DeFelice, City Manager Jim Bennett and Mayor Vince Sera declined to comment on negotiations for a new contract for policy reasons.

Not pleased with how negotiations are playing out, the beach patrol is calling on the public, its lifeguards and patrol alumni to voice their displeasure at the city’s next City Council meeting at 5 p.m. Wednesday at City Hall.

The contract between the city and the AFSCME Local 1201-A, the union that represents the city’s lifeguards, expired Dec. 31. In it, first-year lifeguards made $90 per day, or $11.25 per hour, with the pay going as high as $150 per day, or $18.75 per hour, for senior guards with over 20 years of service to Brigantine’s beaches. Guards are still being paid at the same rate, even though no contract currently exists.

That pay scale, however, has increased slightly since New Jersey’s minimum wage increase law took effect in 2018, DeFelice said.

But, many lifeguards and their superiors insist the current pay rate isn’t enough, especially while inflation continues to put pressure on American consumers.

Brigantine expects to spend around $950,000 this year on beach patrol wages. Typically, the beach patrol has a 110 crew roster each summer, DeFelice

It also anticipates collecting over $1.8 million in beach fees, including on-beach vehicle permits, according to the city’s adopted budget.

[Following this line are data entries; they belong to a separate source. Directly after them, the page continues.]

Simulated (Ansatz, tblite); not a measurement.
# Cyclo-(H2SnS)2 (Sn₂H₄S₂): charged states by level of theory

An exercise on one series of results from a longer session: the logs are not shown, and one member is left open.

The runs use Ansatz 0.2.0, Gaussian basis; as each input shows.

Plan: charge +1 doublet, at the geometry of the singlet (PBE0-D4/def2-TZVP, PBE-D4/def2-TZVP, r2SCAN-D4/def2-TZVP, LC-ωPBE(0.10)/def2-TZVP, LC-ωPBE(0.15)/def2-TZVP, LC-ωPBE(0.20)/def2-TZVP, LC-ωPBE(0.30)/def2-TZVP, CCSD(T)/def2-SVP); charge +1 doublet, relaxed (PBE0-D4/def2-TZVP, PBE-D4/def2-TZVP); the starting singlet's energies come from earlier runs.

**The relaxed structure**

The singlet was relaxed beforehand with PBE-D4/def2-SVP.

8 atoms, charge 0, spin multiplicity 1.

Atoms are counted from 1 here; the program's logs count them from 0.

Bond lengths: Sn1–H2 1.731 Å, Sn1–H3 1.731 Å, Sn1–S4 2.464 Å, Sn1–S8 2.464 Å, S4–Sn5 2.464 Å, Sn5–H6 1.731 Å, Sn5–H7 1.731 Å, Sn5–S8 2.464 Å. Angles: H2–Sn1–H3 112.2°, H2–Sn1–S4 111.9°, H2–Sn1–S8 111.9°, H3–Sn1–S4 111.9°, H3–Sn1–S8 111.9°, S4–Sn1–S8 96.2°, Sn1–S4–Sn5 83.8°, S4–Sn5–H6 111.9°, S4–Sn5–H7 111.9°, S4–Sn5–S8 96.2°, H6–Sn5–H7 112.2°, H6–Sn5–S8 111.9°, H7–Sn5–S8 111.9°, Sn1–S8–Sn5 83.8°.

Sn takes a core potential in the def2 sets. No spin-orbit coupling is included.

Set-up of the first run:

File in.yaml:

Brigantine was ranked the seventh-lowest paid beach patrol out of 33 in New Jersey at the start of the 2021 season. It is, however, among the top five in the number of beach patrol members and miles of protected beach, according to the Brigantine City Beach Patrol Lifeguard Association Facebook post Thursday, which referred to a report by

The beach patrol’s plea to the public for help isn’t a ploy to help get more money in pockets. It’s solely a concern that not providing enough incentive will make staffing the patrol harder and serving the community and its visitors tougher, DeFelice said.

There’s also an increased risk of more incidents and slower response times that wouldn’t occur if staffing was sufficient, DeFelice said.

“The biggest priority is making sure that we’re staffed throughout the entire summer properly,” DeFelice said. 

DeFelice’s beach patrol job replaces his teaching position with the Brigantine School District in summer. As an 18-year veteran of the patrol, the Somers Point resident hasn’t seen staffing concerns arise like this previously, he said.

Shore towns are often competing with each other, as well as other companies, like Wawa, that are starting to compensate better, having to prove that manning a lifeguard tower surrounded by thousands of tourists on their beaches is worthwhile, DeFelice said.

“It’s not the job everyone is looking for now,” DeFelice said. “The beach patrol used to be a job everyone wanted.”

Wage increases across the entire labor market have been emphasized in the past year, with many businesses offering higher pay and other incentives as they try to appeal to workers. Many workers are also seeking higher-paying jobs due to the cost of living going up, a factor of record-high inflation.

A wage increase for Brigantine’s patrol remains up in the air, but other towns have moved to ensure guarding their beaches remains a go-to job, especially for young adults just beginning their careers.

In Avalon, a first-year lifeguard makes slightly over $19 hourly. For each year of service, a 25-cent raise is instituted. Senior guards serving for 10 years or more make about $21 hourly, Borough Businesses Administrator Scott Wahl said.

Avalon, seeing a need to be more competitive, increased its beach patrol salary range a few years ago. The move was also tied to New Jersey law calling for an incremental minimum wage increase, eventually setting the amount at $15 per hour, Wahl said.

North of Avalon, Ocean City, one of the Jersey Shore’s most sought-after vacation destinations, is still behind the borough’s wage levels.

A first-year guard makes about $12 hourly, while a senior guard severing 16 years or more sees a salary of just over $19 hourly, according to Ocean City’s beach patrol contract received by The Press.

The Ocean City Beach Patrol is up for a new contract and is in the final year of its four-year agreement, city spokesperson Doug Bergen said.

Regn is currently negotiating new salaries with his clients because of similar issues that Brigantine’s patrol claims it’s experiencing, he said.

Some beachfront towns, Regn said, are going as far as offering new lifeguards retirement plans, like a 401k, to entice them to jump on board their patrol. Changing tactics to attract younger employees may be the industry’s only option, especially when workers can find high-paying jobs elsewhere and don’t have to go through hours of CPR coursework and take swim and fitness tests.

“The barrier to enter this field is enormous,” Regn said.